Anderson Combs stood with several other Greek Orthodox boys in a dinghy, their eyes on the white cross about to be hurled into Spring Bayou.
The teen who retrieves the cross is said to receive a year of blessings. In preparation for the dive, the boys pray. Some strategize about which boat to jump from for the best chances of grabbing the cross.
But Combs had an edge on some of his fellow divers: He is a seasoned swimmer. He has been on the swim team for Hudson High, at one point finishing a 50-yard freestyle in less than 24 seconds. He is also a lifeguard and scuba diver.
Within 10 seconds on Wednesday, Combs, 17, emerged with the cross amid a flurry of teenagers splashing around him.
"It's a blessing," he said. "No one's ever done it in my family. No one's ever retrieved it, so I'm very proud to be able to hold it in my hand."
Combs of Hudson was among 49 boys, ages 16 to 18, who participated Wednesday in the 110th annual Epiphany festivities in Tarpon Springs, often called the largest celebration of its kind in the Western Hemisphere. Epiphany is a Christian ceremony that celebrates the baptism of Jesus Christ by John the Baptist in the Jordan River.
The celebration, which concludes with a festival of food, music and traditional Greek dancing, attracts thousands of people, both locally and internationally, to Tarpon Springs. On Wednesday, officials estimated that 20,000 attended.
The day began at 8 a.m. with a four-hour service at St. Nicholas Greek Orthodox Cathedral with Archbishop Demetrios, primate of the Greek Orthodox Church in America.
About an hour later, several of the divers gathered barefoot at the bayou. Some chatted with one another, occasionally embracing. Others leaned against a railing and stared into the water. Earlier in the morning, police said that the water temperature was 62 degrees, with about a foot of visibility.
Among the boys was Peter Manis, a senior at Tarpon Springs High. His strategy was to dive from the boats closest to the platform where the cross would be thrown.
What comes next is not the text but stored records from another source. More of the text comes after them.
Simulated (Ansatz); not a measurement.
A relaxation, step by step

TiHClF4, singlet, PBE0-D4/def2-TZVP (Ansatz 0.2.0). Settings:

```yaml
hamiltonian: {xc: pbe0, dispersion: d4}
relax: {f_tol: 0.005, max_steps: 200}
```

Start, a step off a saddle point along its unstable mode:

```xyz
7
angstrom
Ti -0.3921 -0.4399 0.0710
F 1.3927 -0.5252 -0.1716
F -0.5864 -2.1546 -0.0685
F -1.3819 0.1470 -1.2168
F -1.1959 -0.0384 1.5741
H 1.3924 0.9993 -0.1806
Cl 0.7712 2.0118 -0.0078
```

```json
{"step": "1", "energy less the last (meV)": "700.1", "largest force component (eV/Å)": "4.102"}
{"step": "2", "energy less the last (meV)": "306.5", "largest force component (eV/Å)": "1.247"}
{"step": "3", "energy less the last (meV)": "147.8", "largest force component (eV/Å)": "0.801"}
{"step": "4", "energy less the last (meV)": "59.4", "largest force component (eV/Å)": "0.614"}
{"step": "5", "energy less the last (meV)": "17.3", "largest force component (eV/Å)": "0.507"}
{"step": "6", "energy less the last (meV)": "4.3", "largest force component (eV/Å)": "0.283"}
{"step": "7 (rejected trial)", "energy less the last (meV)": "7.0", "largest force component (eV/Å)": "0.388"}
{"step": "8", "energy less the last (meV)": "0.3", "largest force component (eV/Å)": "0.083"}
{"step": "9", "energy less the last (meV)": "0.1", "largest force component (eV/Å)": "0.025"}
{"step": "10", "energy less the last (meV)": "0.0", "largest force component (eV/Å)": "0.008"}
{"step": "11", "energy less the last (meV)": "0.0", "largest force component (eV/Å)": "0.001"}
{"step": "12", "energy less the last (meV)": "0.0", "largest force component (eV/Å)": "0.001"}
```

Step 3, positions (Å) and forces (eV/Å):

How did he prepare for this day?
"A lot of prayer," Manis said.
The service ended and parishioners left the cathedral and walked toward Spring Bayou for the throwing of the cross. Spectators gathered near the water's edge on blankets and beach chairs.
After a prayer led by Archbishop Demetrios, the boys sprinted down the stairs, jumped into the water and scrambled into the 10 dinghies forming a semicircle.
As the archbishop tossed the cross, the boys jumped off the boats and splashed toward the area where it had fallen.
Combs, who also participated in Epiphany last year, leaped from the first boat on the right. He dived underwater, resurfaced, and didn't see the cross. He plunged back down and spotted it amid the kicks from the other boys. Dirt had begun to cover it when Combs grabbed it.
"I couldn't believe that I had it in my hand," he said. "I had to literally sit underwater … make sure it wasn't anything else. I grabbed it and pushed up as hard as I could and I held it up in the air."
Cheers erupted from the crowd as Combs swam toward the ladder. Back on land, he felt a pang of nausea.
"All the emotions started hitting me," he said.
Combs is a senior at Hudson and attends St. George Greek Orthodox Church in New Port Richey.
Back at St. Nicholas with a towel draped over his shoulders, Combs was surrounded by church members and loved ones as he held the cross in one hand and a trophy in the other. His mother, Anna Combs, was by his side.
"It's just such a blessing for him to take it," she said. "I know that God put that cross in his hand."